Competition policy for the digital era

This report explores how competition policy should evolve to continue to promote pro-consumer innovation in the digital age.

What are the main specific features of digital markets ?

3 key characteristics of the digital economy:

  • The cost of production of digital services is much less than proportional to the number of customers served. The digital world pushes it to the extreme. This can result in a significant competitive advantage for incumbents.
  • The convenience of using a technology or a service increases with the number of users that adopt it. Consequently, it is not enough for a new entrant to offer better quality and/or a lower price than the incumbent does; it also has to convince users of the incumbent to coordinate their migration to its own services. Network effects could thus prevent a superior platform from displacing an established incumbent. The size of this “incumbency advantage” depends on a number of factors, including the possibility of multi-homing, data portability, and data interoperability.
  • The evolution of technology has made it possible for companies to collect, store, and use large amounts of data. Data is a crucial input to many online services, production processes, and logistics. Therefore, the ability to use data to develop new, innovative services and products is a competitive parameter whose relevance will continue to increase.

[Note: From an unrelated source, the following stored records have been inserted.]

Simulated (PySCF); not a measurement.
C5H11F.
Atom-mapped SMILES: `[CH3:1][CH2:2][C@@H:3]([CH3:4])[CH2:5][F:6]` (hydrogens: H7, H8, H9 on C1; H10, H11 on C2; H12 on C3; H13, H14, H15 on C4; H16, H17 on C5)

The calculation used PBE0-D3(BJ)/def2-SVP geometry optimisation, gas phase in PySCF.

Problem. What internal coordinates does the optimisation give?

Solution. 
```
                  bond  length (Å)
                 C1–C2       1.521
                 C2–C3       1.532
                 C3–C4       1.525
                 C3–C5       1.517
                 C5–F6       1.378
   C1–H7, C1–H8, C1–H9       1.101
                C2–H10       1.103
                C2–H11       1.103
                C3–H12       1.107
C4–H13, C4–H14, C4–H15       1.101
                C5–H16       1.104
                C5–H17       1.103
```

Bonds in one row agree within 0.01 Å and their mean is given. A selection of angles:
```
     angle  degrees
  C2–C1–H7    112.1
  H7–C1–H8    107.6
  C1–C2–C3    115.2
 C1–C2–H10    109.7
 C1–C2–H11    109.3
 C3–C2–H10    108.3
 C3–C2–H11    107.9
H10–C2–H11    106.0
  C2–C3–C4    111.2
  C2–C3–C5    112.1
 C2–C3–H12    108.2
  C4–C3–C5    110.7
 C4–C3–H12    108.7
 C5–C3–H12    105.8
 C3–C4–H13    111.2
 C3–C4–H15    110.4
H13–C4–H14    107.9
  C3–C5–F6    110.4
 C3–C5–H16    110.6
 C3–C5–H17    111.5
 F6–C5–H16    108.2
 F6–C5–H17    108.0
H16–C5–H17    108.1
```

A consequence of these characteristics is the presence of strong “economies of scope”, which favour the development of ecosystems and give incumbents a strong competitive advantage. Large incumbent digital players are very difficult to dislodge. There is also a reasonable concern that dominant digital firms have strong incentives to engage in anti-competitive behaviour.

 

What should be the goals of EU competition law in the digital era ?

The basic framework of competition law, as embedded in Articles 101 and 102 of the TFEU, continues to provide a sound and sufficiently flexible basis for protecting competition in the digital era.

BUT:

  • even where consumer harm cannot be precisely measured, strategies employed by dominant platforms aimed at reducing the competitive pressure they face should be forbidden in the absence of clearly documented consumer welfare gains;
  • in digital markets, we should put less emphasis on analysis of market definition, and more emphasis on theories of harm and identification of anti-competitive strategies;
  • even in an apparently fragmented marketplace, there can be market power  linked to the concept of “unavoidable trading partner” and has sometimes been called “intermediation power” in the area of platforms. If data that is not available to market entrants provides a strong competitive advantage, its possession may lead to market dominance. Therefore, any discussion of market power should analyse, case by case, the access to data available to the presumed dominant firm but not to competitors, and the sustainability of any such differential access to data.

What is the application of competition rules to digital platforms and data ?

In order to encourage exploration by consumers and to allow entrant platforms to attract them through the offer of targeted services, it is key to ensure that multihoming and switching are possible and dominant platforms do not impede it. Data regulation can play an important role to foster multihoming, the offering of complementary services, and therefore competition:

  • data portability, i.e. the ability of users to transfer elsewhere the data that a platform has collected about them;
  • interoperability (in its various specifications, namely protocol interoperability, data interoperability, full protocol interoperability).

What is the role of merger control in preserving competition and innovation ?

This issue deal with acquisitions by dominant platforms of small start-ups with a quickly growing user base and significant competitive potential.

Many of these acquisitions may escape the Commission’s jurisdiction because they take place when the start-ups do not yet generate sufficient turnover to meet the thresholds set out in the EUMR. The best way to handle these acquisitions is to inject some “horizontal” elements into the “conglomerate” theories of harm and try to answer the following questions:

(i) Does the acquirer benefit from barriers to entry linked to network effects or use of data?
(ii) Is the target a potential or actual competitive constraint within the technological/users space or ecosystem?
(iii) Does its elimination increase market power within this space notably through increased barriers to entry?
(iv) If so, is the merger justified by efficiencies?

The test proposed here would imply a heightened degree of control of acquisitions of small start-ups by dominant platforms and/or ecosystems, to be analysed as a possible strategy against partial user defection from the ecosystem.